“Marie” has been traveling frequently between clients in Tucson and nearby Phoenix, Arizona, USA. She works with mid-sized expanding technology companies and has for many years around the globe. But Marie confessed to me that lately she is struck by the lack of interest in and understanding of Mexican markets that sit just minutes or hours from a company’s door on the other side of the U.S.-Mexican border. These company leaders seemed locked in a limiting assumption that Mexicans are all poor, uneducated and certainly could not afford American technologies.
For anyone wondering, Mexico is the 15th largest economy in the world as ranked by the IMF, United Nations and World Bank. It’s GDP per Capita is $17,000, which is above the median country by $5,000 (IMF 2014). Every year more Mexican professionals join the workforce in fields like computer science, engineering, and business. And Arizona’s share of this lucrative export market in both B2C and B2B industries is disproportionately low especially considering it’s a state bordering Mexico.

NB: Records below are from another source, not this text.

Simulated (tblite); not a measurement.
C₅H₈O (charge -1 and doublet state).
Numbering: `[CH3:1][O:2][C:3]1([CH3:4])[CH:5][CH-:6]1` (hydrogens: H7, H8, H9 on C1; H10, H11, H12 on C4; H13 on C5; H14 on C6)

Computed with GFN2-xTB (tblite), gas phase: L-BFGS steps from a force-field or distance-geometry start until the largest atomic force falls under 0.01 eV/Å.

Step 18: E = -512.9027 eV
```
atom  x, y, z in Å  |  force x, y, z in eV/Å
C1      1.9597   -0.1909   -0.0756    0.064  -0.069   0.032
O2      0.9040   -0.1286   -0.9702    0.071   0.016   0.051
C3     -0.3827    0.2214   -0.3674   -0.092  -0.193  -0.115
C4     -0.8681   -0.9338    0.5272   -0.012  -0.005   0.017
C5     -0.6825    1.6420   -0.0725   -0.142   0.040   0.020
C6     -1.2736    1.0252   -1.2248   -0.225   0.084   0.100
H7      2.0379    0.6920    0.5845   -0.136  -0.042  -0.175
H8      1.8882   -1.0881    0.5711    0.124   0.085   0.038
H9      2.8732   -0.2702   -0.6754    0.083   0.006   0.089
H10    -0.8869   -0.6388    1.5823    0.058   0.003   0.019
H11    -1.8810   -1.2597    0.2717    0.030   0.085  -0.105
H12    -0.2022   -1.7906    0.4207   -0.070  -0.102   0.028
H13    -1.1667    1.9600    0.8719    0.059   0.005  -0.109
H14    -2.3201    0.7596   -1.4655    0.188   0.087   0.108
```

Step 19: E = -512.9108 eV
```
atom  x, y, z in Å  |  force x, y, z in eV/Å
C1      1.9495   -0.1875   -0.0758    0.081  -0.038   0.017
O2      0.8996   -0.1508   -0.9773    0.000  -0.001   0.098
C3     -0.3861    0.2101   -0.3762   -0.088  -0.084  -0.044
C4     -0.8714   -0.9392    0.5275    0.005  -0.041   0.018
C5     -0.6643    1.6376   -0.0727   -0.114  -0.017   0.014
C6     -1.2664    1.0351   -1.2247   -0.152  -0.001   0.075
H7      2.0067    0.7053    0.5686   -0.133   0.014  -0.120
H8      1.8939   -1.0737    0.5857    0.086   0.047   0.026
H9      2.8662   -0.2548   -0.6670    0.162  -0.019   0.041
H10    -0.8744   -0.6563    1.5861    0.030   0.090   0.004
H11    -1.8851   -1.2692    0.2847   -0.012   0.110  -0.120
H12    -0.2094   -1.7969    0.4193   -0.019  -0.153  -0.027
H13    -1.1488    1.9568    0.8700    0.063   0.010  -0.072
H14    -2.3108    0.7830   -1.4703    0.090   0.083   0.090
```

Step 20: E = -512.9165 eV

Now before any of us should start judging these or any professionals about their world business knowledge, I think it is critical to start with the following truth:
We are all operating with an imperfect set of information formed by what we have learned and then understood within the context of our cultural framework.
No one can be a true Know-It-All because it is just not possible to learn all that can be learned. Nobody really likes people who act like they Know-It-All, because it’s incredibly annoying. But we can manage ignorance in those we work with and especially in ourselves to the benefit of all. Here are a few key tips:
How to Handle Wrong Assumptions in Others
When I last lived abroad, I heard plenty of stereotypes about Americans. We live in skyscrapers. We watch TV all day long. We all wear cowboy hats and boots. And we eat McDonald’s hamburgers every day. These all sound ridiculous and narrow to anyone who has lived in the U.S.. Luckily these stereotypes are all fairly harmless. If you heard someone say that all Dutch people live in windmills or wear wooden shoes, you would probably react with a chuckle. But a word of caution… no one likes to have their limiting assumptions exposed. We all have these assumptions and risk losing face. Here’s how to help others while staying professional:
- Ask Questions About the Assumption
Instead, consider asking questions around the false assumption.
“Have you visited the U.S.? Did you see more apartments than houses where you visited?”
“Do we as a company know the size of the Mexican market for our products or industry? Could we find out?”
Open-ended questions like these allow the person to rethink their statement and its underlying assumptions. It lets them have the chance to evolve past the assumption based on some new information or additional research. This is particularly important and sensitive when the faulty assumption is coming from your boss, investor, or client.
- Provide Published Data Supporting the Myth Bust
While some assumptions are trivial, others may be significantly limiting the growth of your company. If there is a chance that you may have a Mexican-size market nearby that is currently underserved, then gathering data and opinions about this opportunity can help to build interest to internal stakeholders.
- Ask Permission to Take it Further
Once it’s been established that the assumption is false, now there is a brief window of time to reframe understanding around the clearer picture. I like to also change pronouns from “you” didn’t understand this before to “we” didn’t understand the implications. But now that we do, we can take full advantage of this new understanding to excel further as a company.
Confronting Our Own Limits
To become better global business professionals, we need to constantly be challenging our own limitations. I would encourage you to:
- Read magazines, newspapers and other media from a variety of sources that are likely to share contrary points of view. A local newspaper can be supplemented with The Economist Magazine or a translated online version of another country’s main newspaper. Even exposure once a month will quickly show the variety of points of view on a single subject.
- Put yourself in new situations where you will meet people from different backgrounds. Travel is a great way to do this. So are local ethnic meetup group events.
- When new information challenges your previous assumptions, stop to think through all of the implications. Let your understanding of the world grow just a little bigger in that moment.
I think most of us in the field of international trade run into this false assumptions issue much more often than we would like to admit (certainly to our clients and bosses). The goal is to help clients be more globally competitive. That starts with the clearest possible understanding of the global environments in which companies operate.
Wishing you success in all of your global markets!